State/OIG’s FY2019-2020 Work Plan includes the following matters that are expected to be completed in FY2019.
Review of the Department of State Organizational Redesign Effort (M/PRI)
President Trump issued an Executive Order (EO 13781) directing the Office of Management and Budget (OMB) to submit a comprehensive plan to reorganize Executive Branch departments and agencies in 2017. In response, the Department initiated a redesign effort. The Consolidated Appropriations Act of 2018 required reorganization and redesign oversight. Specifically, OIG was asked to review the processes by which the Department “developed and implemented reorganization and redesign efforts and plans.” The objective of this review is to determine whether the processes employed by the Department to develop and implement its organizational redesign effort and plan complied with applicable Federal law and OMB guidance.
Review of Allegations of Prohibited Personnel Practices in the Office of the Secretary and the Bureau of International Organization Affairs (S, IO)
In response to congressional requests, referrals from the Department, and several hotline complaints, OIG initiated this special review of allegations that political appointees at the Department engaged in prohibited personnel practices against career officials.
Review of Sexual Harassment Processes (S, OCR)
This evaluation will assess how the Office of Civil Rights (OCR) responds to sexual harassment allegations made against Department employees and whether discipline is taken when allegations are substantiated.
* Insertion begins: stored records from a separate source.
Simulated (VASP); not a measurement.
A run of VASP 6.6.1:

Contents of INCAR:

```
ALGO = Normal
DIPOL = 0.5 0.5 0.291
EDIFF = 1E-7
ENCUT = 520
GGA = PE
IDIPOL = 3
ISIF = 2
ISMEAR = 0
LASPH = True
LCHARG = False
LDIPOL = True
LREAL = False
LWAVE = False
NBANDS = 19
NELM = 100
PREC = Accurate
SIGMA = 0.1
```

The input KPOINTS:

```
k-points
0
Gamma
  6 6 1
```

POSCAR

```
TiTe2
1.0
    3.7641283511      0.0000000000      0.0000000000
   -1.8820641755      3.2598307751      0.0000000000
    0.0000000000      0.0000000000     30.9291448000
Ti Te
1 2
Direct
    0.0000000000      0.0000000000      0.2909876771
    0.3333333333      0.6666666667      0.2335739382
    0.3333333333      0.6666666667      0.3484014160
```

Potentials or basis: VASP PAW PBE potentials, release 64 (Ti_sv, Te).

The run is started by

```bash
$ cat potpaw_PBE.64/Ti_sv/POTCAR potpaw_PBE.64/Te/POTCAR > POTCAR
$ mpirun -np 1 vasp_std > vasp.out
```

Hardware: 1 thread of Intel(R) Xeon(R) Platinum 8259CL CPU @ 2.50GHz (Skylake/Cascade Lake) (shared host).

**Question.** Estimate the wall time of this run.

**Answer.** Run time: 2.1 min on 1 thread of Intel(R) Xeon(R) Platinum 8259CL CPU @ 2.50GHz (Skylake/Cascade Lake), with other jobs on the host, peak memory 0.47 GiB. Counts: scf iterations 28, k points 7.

Audit of Special Needs Education Allowance (CGFS)
By law, for employees serving in foreign areas, the Department must provide a Special Needs Education Allowance (SNEA) for children who meet the requirements of the Individuals With Disabilities Education Improvement Act. This allowance assists employees in meeting the extraordinary and necessary expenses incurred in providing adequate education for dependent children at overseas posts. The objective of this audit is to determine whether the Department has established and applied select internal control requirements from the Government Accountability Office’s Standards for Internal Control in the Federal Government to effectually administer SNEA in accordance with Federal law and Department requirements.
Audit of Global Engagement Center (GEC) Coordination of U.S. Government Efforts To Counter Terrorist Messaging and Influence (GEC)
The Secretary of State established the GEC in April 2016 pursuant to Executive Order 13721 to “lead, synchronize, and coordinate efforts of the Federal Government to recognize, understand, expose, and counter foreign state and non-state propaganda and disinformation efforts aimed at undermining United States national security interests.” From 2016 to 2018, the GEC received $200 million to coordinate U.S. Government counter-messaging efforts to ensure they are streamlined and to eliminate duplication, and to consult with allied governments, nongovernmental organizations, civil society, and private-sector experts about best practices in confronting state- sponsored propaganda and disinformation. In addition, the GEC provided direct support to foreign nongovernmental organizations, think tanks, and other organizations. The objective of this audit is to determine whether the GEC has demonstrated progress toward achieving its statutory mission of leading, synchronizing, and coordinating U.S. Government efforts to counter foreign-state and non-state actors’ propaganda and disinformation.
Evaluation of the Bureau of Diplomatic Security’s Aegis Construction Contract at Camp Eggers, Afghanistan (DS/OBO/A)
In 2014, the Bureau of Diplomatic Security sought to mitigate the daily threats posed to the high-risk convoy movements conducted by the Kabul Embassy Security Force (KESF) by moving the KESF closer to U.S. Embassy Kabul to minimize dangerous convoy movements to and from the Embassy. To achieve this, it modified Task Order 10, a security contract held by Aegis, to include the construction of a camp for KESF personnel at Camp Eggers with an estimated project cost of about $173.3 million. However, this contract was eventually terminated without the completion of any significant work. This evaluation will examine how Aegis was selected for the construction of Camp Eggers; what caused multiple cost overruns and delays; why the Department continued using Aegis after non- compliance concerns were identified shortly after award; and what the Department received after spending $97.6 million on Camp Eggers.